One of the show's better satires of current TV fare is the Aesop & Son segment about a frightened rabbit (which in the DVD release is included between episodes 3 and 4 of "Mucho Loma") who is advised by a frog to develop a gimmick to intimidate anyone who might challenge him, just as Bat Masterson has his cane and The Rifleman has his repeating rifle. Being a rabbit he is able to wiggle his ears upon command, and for some inexplicable reason, this unnerves other more ferocious animals. Granted, making fun of TV westerns was a common comic trope in the early 1960s because the TV landscape was overrun with them. And this multitude made it necessary for show creators to come up with a different angle to make their show stand out from all the others, which is what eventually gave us, for example, Frontier Circus. What's surprising is that Ward and Scott didn't mock this series, as it seems tailor-made for their brand of humor and could have been a much funnier story than the rather tame "Bumbling Brothers Circus" story arc.

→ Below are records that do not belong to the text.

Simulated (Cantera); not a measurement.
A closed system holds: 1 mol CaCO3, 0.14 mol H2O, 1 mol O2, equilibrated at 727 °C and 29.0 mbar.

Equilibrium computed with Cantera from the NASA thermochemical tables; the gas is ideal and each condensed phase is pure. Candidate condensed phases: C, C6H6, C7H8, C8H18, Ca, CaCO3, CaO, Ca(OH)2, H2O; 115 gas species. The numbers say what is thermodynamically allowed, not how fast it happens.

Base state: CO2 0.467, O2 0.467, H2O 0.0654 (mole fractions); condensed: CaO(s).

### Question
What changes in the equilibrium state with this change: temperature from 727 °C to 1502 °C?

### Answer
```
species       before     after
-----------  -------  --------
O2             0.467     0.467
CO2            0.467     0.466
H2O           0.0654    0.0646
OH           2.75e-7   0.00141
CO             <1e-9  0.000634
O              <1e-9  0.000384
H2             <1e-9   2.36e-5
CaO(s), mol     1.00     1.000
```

Easily the best Rocky and Bullwinkle story of 1962 is "Painting Theft" in which Boris and Natasha steal 10 old master paintings from a French museum and decide to hide them in Frostbite Falls, where they fall into the hands of Bullwinkle who first uses them to decorate his chicken coop and then whitewashes them when they seem to upset his chickens. The art world is another topic ripe for ridicule, and many other shows of the era take their jabs at it, though usually at "modern art" as something that any unskilled hack could produce. When Boris shows up incognito to reclaim his stolen paintings, he has to bargain with Bullwinkle to buy them back, but Rocky becomes suspicious of his initial offer and decides to have some art experts appraise them to ensure that Boris is offering a fair price. Initially, the critics are unimpressed, until Boris, in a panic that someone else may snatch his stolen masterpieces, keeps increasing his offer. Given that somebody is willing to pay a reasonable price suddenly makes the paintings valuable to the critics, who immediately claim Bullwinkle is a new genius in the world of art. Ward and Scott have exposed the art market's real motivation--profit--in assigning value to works of art (think Banksy's recent mockumentary Exit Through the Giftshop), and the outsize role that such "critics" have in determining which artists are true visionaries and which are hacks.

This story, like many others in the series, also demonstrates Ward and Scott's anti-authority beliefs. The fact that Captain "Wrong Way" Peachfuzz keeps turning up as a high-ranking government agent, as in "Topsy Turvy World," and wisecracks like the term "military intelligence" is a contradiction further illustrate this view, while the heroes of the show are ordinary citizens of the midwest who aren't very bright and are easily misled. But the cynicism runs even deeper as many episodes from 1962 have Bullwinkle and Rocky commenting on the fact that they are cartoon heroes and therefore have to behave a certain way even if it makes no sense. In short, no one seems to have a clue about anything, which, depending on your point of view, could be hilarious or deeply depressing. However, no matter how dark things may seem, there is always Dudley Do-Right to cheer us up. Despite the other segments of the show becoming more watered-down and repetitive, the Dudley Do-Right segments always seem fresh and funny, perhaps because they are more rare--he appears in only about 1 out of every 4 episodes. It's possible more Dudley and less Peabody, Fractured Fairy Tales, and Aesop & Son would have made The Bullwinkle Show a bigger hit. In 1969 the Dudley Do-Right segments were repackaged with segments of "The World of Commander McBragg," "Tooter Turtle," and "The Hunter" and billed as The Dudley Do-Right Show. It ran only 13 episodes and contained no new Dudley Do-Right material, still leaving us wanting more.

The Actors

For the biographies of Bill Scott, June Foray, Paul Frees, Daws Butler, Walter Tetley, Hans Conried, William Conrad, Edward Everett Horton, and Charlie Ruggles, see the 1960 post on Rocky and His Friends.

Notable Guest Stars

Season 5, Episode 2 "A Red Letter Day": Julie Bennett (voiced Cindy Bear on The Yogi Bear Show, Yogi's Gang, and The New Yogi Bear Show, Lois Lane on The Superman/Aquaman Hour of Adventure, Kitty Jo and Chessie on Cattanooga Cats, Lady Constance and Queen Anne on The Banana Splits Adventure Hour, Monica on Dinky Dog, and Aunty May Parker on Spider-Man: The Animated Series) voices the fisherman's wife on Fractured Fairy Tales.